It was the opinion of many that Burns might have
excelled as a statesman, or have been a great captain in war; and Mr.
Carlyle says that if he had been sent to a university, and become a
trained intellectual workman, it lay in him to have changed the whole
course of British literature! A large undertaking, as so vigorous
and dazzling a writer as Mr. Carlyle must know by this time, since
British literature has swept by him in a resistless and widening
flood, mainly uncontaminated, and leaving his grotesque contrivances
wrecked on the shore with other curiosities of letters, and yet among
the richest of all the treasures lying there.

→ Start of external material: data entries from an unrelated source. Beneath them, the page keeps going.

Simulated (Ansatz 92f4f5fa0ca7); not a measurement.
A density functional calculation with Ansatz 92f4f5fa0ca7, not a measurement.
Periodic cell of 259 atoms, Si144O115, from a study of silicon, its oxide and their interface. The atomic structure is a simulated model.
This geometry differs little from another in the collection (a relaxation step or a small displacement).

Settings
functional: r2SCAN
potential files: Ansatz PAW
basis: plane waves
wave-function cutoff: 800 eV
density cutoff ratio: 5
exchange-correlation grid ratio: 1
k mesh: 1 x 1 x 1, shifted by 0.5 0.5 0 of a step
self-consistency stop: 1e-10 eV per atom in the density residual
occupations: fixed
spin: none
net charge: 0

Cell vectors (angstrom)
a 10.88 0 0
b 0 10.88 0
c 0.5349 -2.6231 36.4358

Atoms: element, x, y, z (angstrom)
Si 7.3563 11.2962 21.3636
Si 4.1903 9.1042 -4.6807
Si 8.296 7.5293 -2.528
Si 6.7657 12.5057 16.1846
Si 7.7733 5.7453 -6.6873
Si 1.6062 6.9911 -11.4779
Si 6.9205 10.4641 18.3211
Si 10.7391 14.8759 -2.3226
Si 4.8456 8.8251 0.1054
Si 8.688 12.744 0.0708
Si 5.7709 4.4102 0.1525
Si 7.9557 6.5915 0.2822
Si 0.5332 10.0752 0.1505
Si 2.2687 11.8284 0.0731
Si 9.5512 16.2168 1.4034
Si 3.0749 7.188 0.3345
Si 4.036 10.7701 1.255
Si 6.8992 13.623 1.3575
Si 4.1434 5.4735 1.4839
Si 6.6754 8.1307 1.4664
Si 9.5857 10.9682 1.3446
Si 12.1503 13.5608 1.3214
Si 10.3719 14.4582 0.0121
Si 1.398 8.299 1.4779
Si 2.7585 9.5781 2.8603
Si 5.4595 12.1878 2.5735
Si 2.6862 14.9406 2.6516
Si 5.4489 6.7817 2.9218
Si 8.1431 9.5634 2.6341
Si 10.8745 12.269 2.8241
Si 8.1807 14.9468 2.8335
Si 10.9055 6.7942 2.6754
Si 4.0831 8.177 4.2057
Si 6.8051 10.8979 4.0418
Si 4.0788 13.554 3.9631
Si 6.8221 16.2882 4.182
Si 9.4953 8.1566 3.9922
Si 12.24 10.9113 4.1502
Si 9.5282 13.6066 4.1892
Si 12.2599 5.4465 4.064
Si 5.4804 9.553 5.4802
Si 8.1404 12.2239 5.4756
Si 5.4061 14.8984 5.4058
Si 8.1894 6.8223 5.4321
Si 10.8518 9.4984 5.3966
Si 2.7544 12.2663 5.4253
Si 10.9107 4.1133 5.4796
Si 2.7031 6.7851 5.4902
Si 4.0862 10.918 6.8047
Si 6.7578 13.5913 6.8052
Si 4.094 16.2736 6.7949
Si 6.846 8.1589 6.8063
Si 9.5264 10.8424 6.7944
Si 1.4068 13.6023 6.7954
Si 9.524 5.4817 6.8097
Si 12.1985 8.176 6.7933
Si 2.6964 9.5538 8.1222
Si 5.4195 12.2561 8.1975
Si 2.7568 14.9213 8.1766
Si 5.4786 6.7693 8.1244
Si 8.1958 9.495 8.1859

It is a temptation to a temperate man to become a sot, to hear what
talent, what versatility, what genius, is almost always attributed to
a moderately bright man who is habitually drunk. Such a mechanic,
such a mathematician, such a poet he would be, if he were only sober;
and then he is sure to be the most generous, magnanimous, friendly
soul, conscientiously honorable, if he were not so conscientiously
drunk. I suppose it is now notorious that the most brilliant and
promising men have been lost to the world in this way. It is
sometimes almost painful to think what a surplus of talent and genius
there would be in the world if the habit of intoxication should
suddenly cease; and what a slim chance there would be for the
plodding people who have always had tolerably good habits.